We can't figure out what is the correct subject for this sentence. Please help!
Sentence: >1/29 people in the USA is an illegal immigrant
View #1: One, out of 29 people, in the USA is an illegal immigrant.
Argument: One is a pronoun so it is clearly the subject here. "One is an illegal immigrant"
Response: This is not the original meaning of the sentence. There are not 29 people in the USA.
View #2: 1 out of 29 people in the USA is an illegal immigrant
Argument: One is used as a number because you can't say Craig out of 29 people in the USA is an illegal immigrant. The subject is people.
Response: "One" refers to a quantity of an item (the subject) omitted from the sentence.
"There are many eggs in this basket; one is rotten. The second independent clause is saying: "One [egg] is rotten." It is not saying: "One (the number) is rotten."
This other guy seems to think people are referring to the number 1 as being rotten.

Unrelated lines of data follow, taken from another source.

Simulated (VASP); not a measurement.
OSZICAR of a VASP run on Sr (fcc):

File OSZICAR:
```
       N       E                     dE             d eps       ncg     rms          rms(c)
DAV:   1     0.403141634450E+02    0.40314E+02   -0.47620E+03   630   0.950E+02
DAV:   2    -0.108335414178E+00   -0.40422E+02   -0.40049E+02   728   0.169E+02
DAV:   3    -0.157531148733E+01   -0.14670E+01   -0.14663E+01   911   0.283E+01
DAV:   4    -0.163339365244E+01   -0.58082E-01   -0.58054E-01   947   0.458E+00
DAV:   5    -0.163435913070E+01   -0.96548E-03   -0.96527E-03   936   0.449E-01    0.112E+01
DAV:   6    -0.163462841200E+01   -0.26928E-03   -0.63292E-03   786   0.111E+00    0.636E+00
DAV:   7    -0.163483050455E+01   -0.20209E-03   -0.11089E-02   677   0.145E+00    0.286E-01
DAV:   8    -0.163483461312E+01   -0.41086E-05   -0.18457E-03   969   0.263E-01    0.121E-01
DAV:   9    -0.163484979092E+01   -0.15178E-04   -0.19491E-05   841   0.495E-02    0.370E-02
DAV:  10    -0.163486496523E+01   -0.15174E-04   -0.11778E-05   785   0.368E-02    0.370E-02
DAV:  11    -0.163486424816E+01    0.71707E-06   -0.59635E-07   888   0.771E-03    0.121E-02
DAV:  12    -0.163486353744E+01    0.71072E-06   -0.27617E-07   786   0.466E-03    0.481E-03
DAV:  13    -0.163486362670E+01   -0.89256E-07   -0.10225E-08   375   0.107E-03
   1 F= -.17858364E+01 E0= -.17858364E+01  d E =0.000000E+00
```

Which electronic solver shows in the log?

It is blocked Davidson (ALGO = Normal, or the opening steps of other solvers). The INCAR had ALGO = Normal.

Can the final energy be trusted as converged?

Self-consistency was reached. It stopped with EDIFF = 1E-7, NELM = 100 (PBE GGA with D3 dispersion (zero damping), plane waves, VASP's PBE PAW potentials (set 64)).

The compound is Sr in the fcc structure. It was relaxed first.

View #3: One out of 29 people in the USA is an illegal immigrant
Argument: This is an implied statement. The implication is one person out of 29 people in the USA is an illegal immigrant. The subject is one.
Response: This only makes sense for a command. There is no omission of the subject.
Rearrange the sentence: "Of the people in the USA, 1 out of 29 is an illegal immigrant."
Or rewrite it: "In the US, the ratio of citizens to illegal immigrants is 29 to 1."